The Book Review: 2 books about the Middle East
An American reporter in Turkey; a Lebanese American’s return to his ancestral village.
Books
April 4, 2026
Caroline Gutman for The New York Times

Dear readers,

I grew up in a family of news junkies. My parents, who spent decades living far from their respective home countries, often talked about the bizarre experience of reading news reports on events they had lived through that failed to capture the whole story. But I also knew which journalists they admired, and I am acutely sorry that the precise hour of my birth prevented my mom from sitting next to one of them at a dinner party.

There’s an adage that one of the highest aims of journalism is to “comfort the afflicted and afflict the comfortable,” and as cynical as I may be, I do believe there is a moral imperative to pay attention to what’s going on in the world. This kind of journalism, whether a wire report or a lengthy investigation, can change or save lives; I’ve seen it. Today, I recommend two elegant, book-length works of narrative journalism that capture the complexity of the Middle East.

Joumana

“Notes on a Foreign Country: An American Abroad in a Post-American World,” by Suzy Hansen

Nonfiction, 2017

Hansen, who has written for The Times Magazine and other outlets, exemplifies the kind of journalism I most admire. As an American who has lived in Turkey for years, she is a canny interpreter of life under an autocratic leader. But the primary “foreign country” of her title is really the United States, and Hansen uses her book as an opportunity to examine a particular strain of American exceptionalism.
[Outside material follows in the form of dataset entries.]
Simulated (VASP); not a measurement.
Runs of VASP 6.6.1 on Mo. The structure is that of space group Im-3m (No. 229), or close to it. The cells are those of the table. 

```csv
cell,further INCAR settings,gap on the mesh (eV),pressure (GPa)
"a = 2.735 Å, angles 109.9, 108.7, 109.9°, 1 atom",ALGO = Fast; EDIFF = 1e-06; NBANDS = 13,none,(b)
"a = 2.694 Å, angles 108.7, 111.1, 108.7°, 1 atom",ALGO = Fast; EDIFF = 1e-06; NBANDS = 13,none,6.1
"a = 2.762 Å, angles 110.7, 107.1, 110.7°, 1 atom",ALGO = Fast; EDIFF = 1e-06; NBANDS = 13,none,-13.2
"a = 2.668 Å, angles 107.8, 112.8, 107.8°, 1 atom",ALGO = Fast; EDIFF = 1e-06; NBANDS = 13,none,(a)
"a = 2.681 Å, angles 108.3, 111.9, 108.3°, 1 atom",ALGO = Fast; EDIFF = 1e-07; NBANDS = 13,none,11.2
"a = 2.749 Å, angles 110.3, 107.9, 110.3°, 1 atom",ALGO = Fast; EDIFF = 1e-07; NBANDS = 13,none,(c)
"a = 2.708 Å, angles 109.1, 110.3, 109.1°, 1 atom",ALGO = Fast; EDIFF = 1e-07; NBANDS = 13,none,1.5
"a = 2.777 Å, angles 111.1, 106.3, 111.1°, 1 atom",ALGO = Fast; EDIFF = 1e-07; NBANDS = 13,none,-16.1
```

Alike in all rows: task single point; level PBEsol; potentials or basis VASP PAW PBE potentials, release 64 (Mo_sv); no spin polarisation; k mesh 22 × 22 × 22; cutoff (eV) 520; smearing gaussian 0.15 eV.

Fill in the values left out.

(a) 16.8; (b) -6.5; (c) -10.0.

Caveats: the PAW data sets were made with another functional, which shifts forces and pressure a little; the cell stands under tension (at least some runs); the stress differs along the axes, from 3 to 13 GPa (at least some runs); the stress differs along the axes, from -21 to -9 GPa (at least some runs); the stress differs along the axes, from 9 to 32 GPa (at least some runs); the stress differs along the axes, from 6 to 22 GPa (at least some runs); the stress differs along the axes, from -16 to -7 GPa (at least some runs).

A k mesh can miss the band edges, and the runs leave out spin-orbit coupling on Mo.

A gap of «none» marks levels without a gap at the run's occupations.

“We cannot go abroad as Americans in the 21st century and not realize that the main thing that has been terrorizing us,” she writes, “is our own ignorance.”

Hansen grew up near the Jersey Shore and moved to Istanbul after 9/11. She had no sentimental ties to the region, and the Iraq invasion and the “war on terror” had shaped her views of Islam. Before her departure her father sent her a late-night email: “Did you know that Turkey is 99 percent Muslim? Are you out of your mind?”

Through her years in Turkey, along with travels in Iran, Greece, Egypt and Afghanistan, she comes to understand America’s profound influence over the Middle East. Her years abroad are hardly the “joyous romp of self-discovery and romance” you find in movies, she says; “mine were more of a shattering and a shame.”

“Notes on a Foreign Country” was a finalist for the Pulitzer Prize, and it can be read as an effort to remedy Hansen’s own previously blinkered view of the United States’ role on the global stage. Really, it’s a fearless and remarkable work of self-reflection that inspires readers down their own investigative paths.

Read if you like: “The Innocents Abroad,” by Mark Twain; any novel by Joseph O’Neill.

“House of Stone: A Memoir of Home, Family, and a Lost Middle East,” by Anthony Shadid

Nonfiction, 2012

Shadid was a Pulitzer-winning Middle East correspondent, and by the time he joined The New York Times in 2009 he had established himself as one of the most respected, and collegial, journalists in the region. Unlike Hansen, he had a personal connection: His ancestors had left Lebanon for Oklahoma, where he was raised, and the Middle East had “fascinated, preoccupied and saddened” him for decades.

In August 2006, Israeli soldiers entered Shadid’s family village, Marjayoun, a predominantly Christian town in southern Lebanon, as part of a wider military campaign. War is always personal, as he knew from covering countless conflicts — but now, aided by “enough cigarettes to keep the Carolinas out of the meth business,” he was reporting on a deadly incursion with his own family top of mind.

“Until the soldiers left, the Marjayounis, hidden in their houses, spoke only in whispers,” he wrote. “They knew the drill: Voices attracted bullets.”

It’s a typical Shadid observation, pithy and devastating. He was a stylish writer, even when reporting on the grisliest circumstances imaginable, and had a sophisticated understanding of the internecine politics and history of the Middle East. I’ve still never seen a better dissection of familial disputes: “What family in what nation fails to complicate divisions of money, houses or land? It isn’t just greed that breeds contention; there are also the grievances, hostilities and rivalries of childhood,” he observed. “Imagine an endless, increasingly infuriated procession of swiftly modifying positions. Imagine the rampant muttering of threats with increasing ardor.”

Eventually Shadid was inspired to restore his family’s home in Marjayoun, thus subjecting himself to the baffling process of getting anything done in Lebanon. It provides an elegant framework for this book; as he writes about the house reconstruction, he delves into his family history on both sides and pulls in episodes from his life as a reporter along with a startling degree of personal candor.

Shadid died in 2012 on assignment in Syria, at age 43. “House of Stone” was published soon after. I don’t know what’s become of his home, but it’s no exaggeration to say that I still grieve the work he might have done.

Read if you like: “The Return,” by Hisham Matar; genealogy.